Often, the most provocative ideas arise after swigs of whiskey. This is especially true when a Rolling Stone reporter is around — and, as I recently learned, it's all but guaranteed when that Rolling Stoner is Matt Taibbi, aka the heir to the magazine's gonzo throne.
I had the chance to hang with Taibbi last week after he spoke to a Denver audience about his new book, "Griftopia," which argues that Wall Street's bubble-bailout cycle has been one of the greatest — and least prosecuted — crimes in history. His presentation was serendipitously timed, coming the same week as a local Bonfire of the Vanities-esque scandal was underscoring the speculator class' privilege. In Colorado's own Bonfire of the Rockies, a local prosecutor had just reduced hit-and-run charges against a fund manager because the prosecutor said a felony would have "serious job implications" for the Sherman McCoy in question.
Over drinks in my living room, Taibbi and I pondered the financial Masters of the Universe and their maddening infallibility. I asked him why they never fear facing legal consequences. Do they believe they're untouchable? Or do they know law enforcement won't pursue them? "They're not afraid because other than Bernie Madoff, when was the last time someone on Wall Street faced any real punishment?" he responded. "Sure, a few go to jail once in a while, but they're usually out in a few months and then on the speaking circuit. That's not exactly a deterrent against bad behavior that's making you millions."

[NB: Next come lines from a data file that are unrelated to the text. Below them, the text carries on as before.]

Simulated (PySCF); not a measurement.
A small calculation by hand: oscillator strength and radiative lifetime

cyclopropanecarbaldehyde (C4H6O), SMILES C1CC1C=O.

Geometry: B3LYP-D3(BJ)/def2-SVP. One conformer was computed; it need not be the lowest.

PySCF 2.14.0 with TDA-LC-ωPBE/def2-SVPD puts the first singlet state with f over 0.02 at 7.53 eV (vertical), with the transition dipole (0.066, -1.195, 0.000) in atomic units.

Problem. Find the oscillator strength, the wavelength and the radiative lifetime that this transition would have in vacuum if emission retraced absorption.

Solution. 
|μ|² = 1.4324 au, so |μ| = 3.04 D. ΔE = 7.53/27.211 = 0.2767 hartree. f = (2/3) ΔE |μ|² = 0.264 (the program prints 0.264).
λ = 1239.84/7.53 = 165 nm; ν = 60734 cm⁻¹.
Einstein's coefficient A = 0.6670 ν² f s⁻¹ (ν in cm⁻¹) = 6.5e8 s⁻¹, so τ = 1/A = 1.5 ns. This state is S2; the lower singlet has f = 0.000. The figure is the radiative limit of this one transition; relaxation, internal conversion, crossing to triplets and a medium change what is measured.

Deterrence — it's the vaunted idea behind "tough on crime" sentences for violent offenses. Lock the door, throw away the key, and the theory says that heinous acts will be prevented.
However, things haven't worked out that way because the toughest "tough on crime" policies are most focused on crimes of passion, derangement and destitution — crimes that are often not calculated and therefore not deterrable. This is probably one of the reasons why the murder rate has been higher in death penalty states than in non-death penalty states, leading most criminologists to conclude that capital punishment does not hinder conventional homicide.
But what about crimes of economic homicide? These are the opposite of crimes of passion. When, say, a speculator securitizes bad mortgages and peddles them to pension funds as safe investments, that fraud involves exactly the kind of calculation that might be deterred via the prospect of harsh punishment.
"What if a bank CEO was given life without parole?" I asked Taibbi. "What if instead of country club jail, one of these guys was shown experiencing prison like a regular convict? That would have to stop some of the worst stuff, right?"
"Right, and go a step further," Taibbi countered. "How about putting a few of them in the electric chair? Are you telling me Goldman Sachs execs aren't then going to change?"
We both busted out laughing — and hard. Not at the truth behind the theorizing, but at the idea that any of it would actually happen today. In 2005, Washington couldn't even pass a post-Enron proposal to hold CEOs legally liable for their companies' corporate tax fraud. So the notion that the same money-dominated capital will now subject CEOs to anything remotely "tough on crime" is, well, far-fetched.
And yet, the hypothetical is compelling, isn't it? That's because it highlights how our society misapplies deterrence — and how it might apply the concept more successfully.
The necessity of such a criminal justice shift should be obvious. With financial fraud now so sophisticated and pervasive, we clearly need zero-tolerance solutions to change Wall Street's culture. Indeed, without true shock-and-awe deterrence, most regulatory reform will likely be an ineffectual thumb in the economic dike — just as the thieves desire.